Total property, plant and equipment, net
  $ 2,930,005     $ 2,894,492  
     
     
 


(1)  Includes leasehold acquisition costs with an unamortized balance of $2.1 million and $3.2 million at June 30, 2004 and December 31, 2003. One interpretation being considered relative to SFAS No. 141, Business Combinations, and SFAS No. 142, Goodwill and Intangible Assets, is that oil and gas mineral rights held under lease and other contractual arrangements representing the right to extract such reserves for both undeveloped and developed leaseholds should be classified separately from oil and gas properties, as intangible assets on our consolidated balance sheets. We will continue to include these costs in property, plant, and equipment until definitive guidance is provided.

10


 

4. FINANCING TRANSACTIONS

      The close of the merger with Enterprise, announced in December 2003, will constitute a change of control, and thus a default, under our credit facility. To avoid a default, our credit facility must be refinanced or amended at or before the closing of the merger. Enterprise has stated that it currently intends that our credit facility be refinanced before the closing of the merger and that, if that does not occur, there are reasonable grounds to believe that our existing credit facility will be amended prior to the closing of the merger. If the facility is not amended or refinanced prior to closing, the resulting default would have a material adverse effect on the combined company. In addition, the closing of the merger will constitute a change of control under our indentures, and we will be required to offer to repurchase our outstanding senior subordinated notes (and possibly our senior notes) at 101 percent of their principal amount after the closing. In coordination with Enterprise, we are evaluating alternative financing plans in preparation for the closing of the merger. On August 4, 2004, Enterprise announced that one of its subsidiaries commenced cash tender offers to purchase any and all of our outstanding senior subordinated and senior notes. In connection with the tender offers, Enterprise is soliciting consents to proposed amendments that would eliminate certain restrictive covenants and default provisions contained in the indentures governing the notes. Enterprise is commencing the tender offers and consent solicitations in anticipation of completing the merger, and the merger is a non-waivable condition to the completion of the tender offers and consent solicitations. We and Enterprise can agree on the date of the merger closing after the receipt of all necessary approvals. We do not intend to close until appropriate financing or other arrangements are in place.

     Credit Facility

      As of June 30, 2004, our credit facility consisted of three parts: the revolving credit facility maturing in 2006, a senior secured term loan maturing in 2007 and a senior secured term loan maturing in 2008. Our credit facility is guaranteed by us and each of our subsidiaries, excluding our unrestricted subsidiaries, as detailed in Note 12, and is collateralized with substantially all of our assets (excluding the assets of our unrestricted subsidiaries). The interest rates we are charged on our credit facility are determined at our option using one of two indices that include (i) a variable base rate (equal to the greater of the prime rate as determined by JPMorgan Chase Bank or the federal funds rate plus 0.5%); or (ii) LIBOR. The interest rate we are charged is contingent upon our leverage ratio, as defined in our credit facility, and credit ratings we are assigned by Standard & Poor’s (S&P) or Moody’s. Depending on the credit ratings on our senior secured credit facility and our leverage ratio, the interest we are charged varies from 1.00% to 2.75% over LIBOR or 0.00% to 1.75% over the variable base rate discussed above. Additionally, we pay commitment fees on the unused portion of our revolving credit facility at rates that vary from 0.30% to 0.50%.

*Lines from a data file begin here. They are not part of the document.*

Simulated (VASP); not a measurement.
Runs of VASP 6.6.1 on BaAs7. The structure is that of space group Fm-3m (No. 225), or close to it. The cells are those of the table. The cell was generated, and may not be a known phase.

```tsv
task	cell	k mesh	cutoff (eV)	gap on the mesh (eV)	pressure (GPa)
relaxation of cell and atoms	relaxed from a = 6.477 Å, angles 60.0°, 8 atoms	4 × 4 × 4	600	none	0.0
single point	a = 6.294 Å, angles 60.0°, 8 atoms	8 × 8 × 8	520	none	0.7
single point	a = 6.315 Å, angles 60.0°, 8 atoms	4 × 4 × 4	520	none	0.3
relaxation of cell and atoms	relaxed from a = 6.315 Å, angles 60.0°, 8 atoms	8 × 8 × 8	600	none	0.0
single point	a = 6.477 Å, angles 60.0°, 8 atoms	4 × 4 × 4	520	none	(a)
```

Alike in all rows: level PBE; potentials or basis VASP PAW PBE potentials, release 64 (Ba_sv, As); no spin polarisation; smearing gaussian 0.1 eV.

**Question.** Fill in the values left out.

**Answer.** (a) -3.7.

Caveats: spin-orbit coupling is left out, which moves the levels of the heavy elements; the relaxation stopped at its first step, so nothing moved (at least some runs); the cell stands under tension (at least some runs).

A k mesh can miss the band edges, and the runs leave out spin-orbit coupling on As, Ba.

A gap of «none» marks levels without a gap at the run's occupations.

      Our credit facility contains covenants that include restrictions on our and our subsidiaries’ ability to incur additional indebtedness or liens, sell assets, make loans or investments, acquire or be acquired by other companies and amend some of our contracts, as well as requiring maintenance of certain financial ratios. Failure to comply with the provisions of any of these covenants could result in acceleration of our debt and other financial obligations and that of our subsidiaries and could restrict our ability to make distributions to our unitholders. In addition, our failure to comply with the provisions of any of the covenants could also be a breach of our merger agreement with Enterprise.

     Revolving Credit Facility

      At June 30, 2004, we had $462 million outstanding under our revolving credit facility at an average interest rate of 3.16%. We may elect that all or a portion of the revolving credit facility bear interest at either the variable base rate described above increased by 1.0% or LIBOR increased by 2.0%. The amount available to us at June 30, 2004, under this facility was $218 million.

11


 

     Senior Secured Term Loans

      In May 2004, we obtained an additional $200 million senior secured term loan in addition to our already existing $300 million senior secured term loan. We initially used this additional $200 million to temporarily reduce indebtedness under our $700 million revolving credit facility and subsequently to fund the redemption of our $175 million aggregate principal amount of 10 3/8% senior subordinated notes due 2009. Our new senior secured term loan, which we may prepay in full at any time, is payable in semi-annual installments of $1.0 million in November and May of each year for the first six installments, and the remaining balance is due at maturity in October 2007. Our already-existing senior secured term loan is payable in semi-annual installments of $1.5 million in June and December of each year for the first nine installments, and the remaining balance is due at maturity in December 2008. On both senior secured term loans, we may elect that all or a portion of the senior secured term loans bear interest at either 1.25% over the variable base rate described above or LIBOR increased by 2.25%. As of June 30, 2004, we had $498.5 million outstanding on our senior secured term loans with an average interest rate of 3.65%.

Long-Term Debt

      In April 2004, we redeemed, at a premium, approximately $39.1 million in principal amount of our 8 1/2% senior subordinated notes due June 2010. In connection with the redemption of the notes, we recognized additional expense during the quarter ended June 30, 2004, totaling $4.1 million resulting from the payment of the redemption premium and the write-off of unamortized debt issuance costs.

      In June 2004, we redeemed all of our outstanding $175 million aggregate principal amount of 10 3/8% senior subordinated notes due 2009. The notes were redeemed at a redemption price of 105.2% of the principal amount, plus accrued and unpaid interest up to June 1, 2004. In connection with the redemption of the notes, we recognized additional expense during the quarter ended June 30, 2004, totaling $12.2 million resulting from the payment of the redemption premium and the write-off of unamortized debt issuance costs.

      We accounted for the costs on both redemptions in accordance with the provisions of SFAS No. 145, Rescission of Financial Accounting Standards Board (FASB) Statements No. 4, 44, and 64, Amendment of FASB Statement No. 13, and Technical Corrections.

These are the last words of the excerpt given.